“We are confident in the fundamentals of Taiwan’s life insurance market and the sector’s potential in the long run,” a spokesman for Chung Wei Yi said April 27. “We will increase the capitalization of the acquired entity by roughly NT$10 billion in the coming years to demonstrate our commitment to our insurance unit.”
“We hope the deal can be closed within three months,” the spokesman continued. “Our goal is for our insurance unit to be listed in the Taiwan stock market within five years.”
The agreement, signed April 22 by representatives from both sides, is still subject to final approval by the Cabinet-level Financial Supervisory Commission, the agency responsible for monitoring and regulating all types of financial institutions in Taiwan.
In a statement released to the press, Aegon NV Chief Executive Officer Alex Wynaendts said that the decision to sell Aegon Life Insurance (Taiwan) Inc. was part of the company’s overall strategy of optimizing capital allocation and investment returns.

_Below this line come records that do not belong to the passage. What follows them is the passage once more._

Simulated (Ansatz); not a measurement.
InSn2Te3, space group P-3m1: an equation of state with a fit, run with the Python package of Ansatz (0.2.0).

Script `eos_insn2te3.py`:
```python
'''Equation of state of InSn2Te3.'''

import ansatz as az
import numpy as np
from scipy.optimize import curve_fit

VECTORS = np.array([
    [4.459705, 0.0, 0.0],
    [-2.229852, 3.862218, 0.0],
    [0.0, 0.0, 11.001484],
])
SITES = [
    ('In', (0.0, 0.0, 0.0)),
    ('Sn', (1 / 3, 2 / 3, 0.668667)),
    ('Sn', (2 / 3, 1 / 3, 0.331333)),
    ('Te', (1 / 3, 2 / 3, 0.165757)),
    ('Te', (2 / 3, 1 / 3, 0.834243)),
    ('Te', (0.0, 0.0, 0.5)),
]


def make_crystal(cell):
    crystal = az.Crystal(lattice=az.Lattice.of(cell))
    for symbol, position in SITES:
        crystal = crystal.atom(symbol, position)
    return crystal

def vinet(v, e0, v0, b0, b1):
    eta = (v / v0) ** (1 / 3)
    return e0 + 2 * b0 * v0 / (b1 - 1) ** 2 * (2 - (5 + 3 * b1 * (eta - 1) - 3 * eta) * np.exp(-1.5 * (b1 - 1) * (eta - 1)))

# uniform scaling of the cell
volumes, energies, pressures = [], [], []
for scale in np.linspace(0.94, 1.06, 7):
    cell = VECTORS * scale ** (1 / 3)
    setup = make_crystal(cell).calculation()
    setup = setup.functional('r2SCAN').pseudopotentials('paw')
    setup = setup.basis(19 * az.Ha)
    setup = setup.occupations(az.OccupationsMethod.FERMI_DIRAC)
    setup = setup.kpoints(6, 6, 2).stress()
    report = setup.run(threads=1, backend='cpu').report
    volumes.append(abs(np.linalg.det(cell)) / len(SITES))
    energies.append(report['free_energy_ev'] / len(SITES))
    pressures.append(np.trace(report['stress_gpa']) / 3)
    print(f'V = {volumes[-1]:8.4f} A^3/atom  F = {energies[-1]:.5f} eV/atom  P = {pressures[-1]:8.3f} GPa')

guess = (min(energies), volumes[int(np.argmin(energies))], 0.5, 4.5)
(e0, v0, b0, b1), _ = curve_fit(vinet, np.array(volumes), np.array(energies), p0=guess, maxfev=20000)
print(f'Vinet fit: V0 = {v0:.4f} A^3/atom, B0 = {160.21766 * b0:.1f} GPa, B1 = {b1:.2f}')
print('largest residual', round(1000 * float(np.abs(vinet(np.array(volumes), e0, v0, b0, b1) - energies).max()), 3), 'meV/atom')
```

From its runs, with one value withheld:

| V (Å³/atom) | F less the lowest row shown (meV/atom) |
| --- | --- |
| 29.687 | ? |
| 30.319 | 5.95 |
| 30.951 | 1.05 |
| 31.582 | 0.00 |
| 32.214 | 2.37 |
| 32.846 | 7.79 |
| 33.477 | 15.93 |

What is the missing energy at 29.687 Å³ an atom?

The Taiwan market has proved challenging more recently because of its structurally low interest rate environment and increased capital requirements. The Netherlands-based firm’s decision followed similar moves by other European insurers, including ING Group and Prudential plc.
In February, Antai Life Insurance Co. Ltd., ING Group’s subsidiary in Taiwan, was sold to Fubon Financial Holding Co. Ltd. for US$600 million. By acquiring Antai Life Insurance, Fubon becomes the second-largest life insurance company on the island, in terms of total and first-year premiums.
“Antai and another Fubon subsidiary, namely Fubon Life Assurance Co. Ltd., are slated to merge into one in June,” a Fubon Financial official, who declined to be named, noted April 27.
Also in February, China Life Insurance Co. Ltd. and Prudential plc entered into an agreement for the latter to transfer the assets and liabilities of its agency distribution business and agency force in Taiwan to the former for a nominal sum of NT$1. “We expect the deal to be completed by June,” said an official with the Taiwan-based China Life Insurance.
“As an EU-domiciled company, Prudential adheres to the European Union Insurance Group Directive, under which it is required to carry significant economic capital reserves,” Prudential plc noted in a statement released to the press Feb. 20.
Jennifer Wang, chairwoman of the Risk Management and Insurance Department at National Chengchi University, attributed the recent string of consolidations in the industry to the aftermath of the global financial crisis and higher capital requirements. “Parent firms in Europe need to take into account the best use of their capital. They are reluctant to contribute more to maintain their operations here.” Local firms, on the other hand, are seeking bargains for their mergers and acquisitions targets. “More premiums can improve their business structure,” Wang added.
Consolidation within the industry could lead to structural improvement and cost efficiency. “On presumption of synergy from such acquisitions, the local industry will experience fewer competitors while enjoying positive incentives in the long run,” Wang pointed out. But to succeed, the newly formed entities need to find ways to reconcile the different cultures of the merged companies, with their different managerial styles.
Chung Wei Yi was formed for the express purpose of purchasing Aegon NV in Taiwan. Its two main shareholders are Tom Peng, chairman of the Meifu Group, and P. F. Lin, president of Taiwan Glass Industry Corp., a company listed in the local market. Meifu is best known as a construction and property development consortium.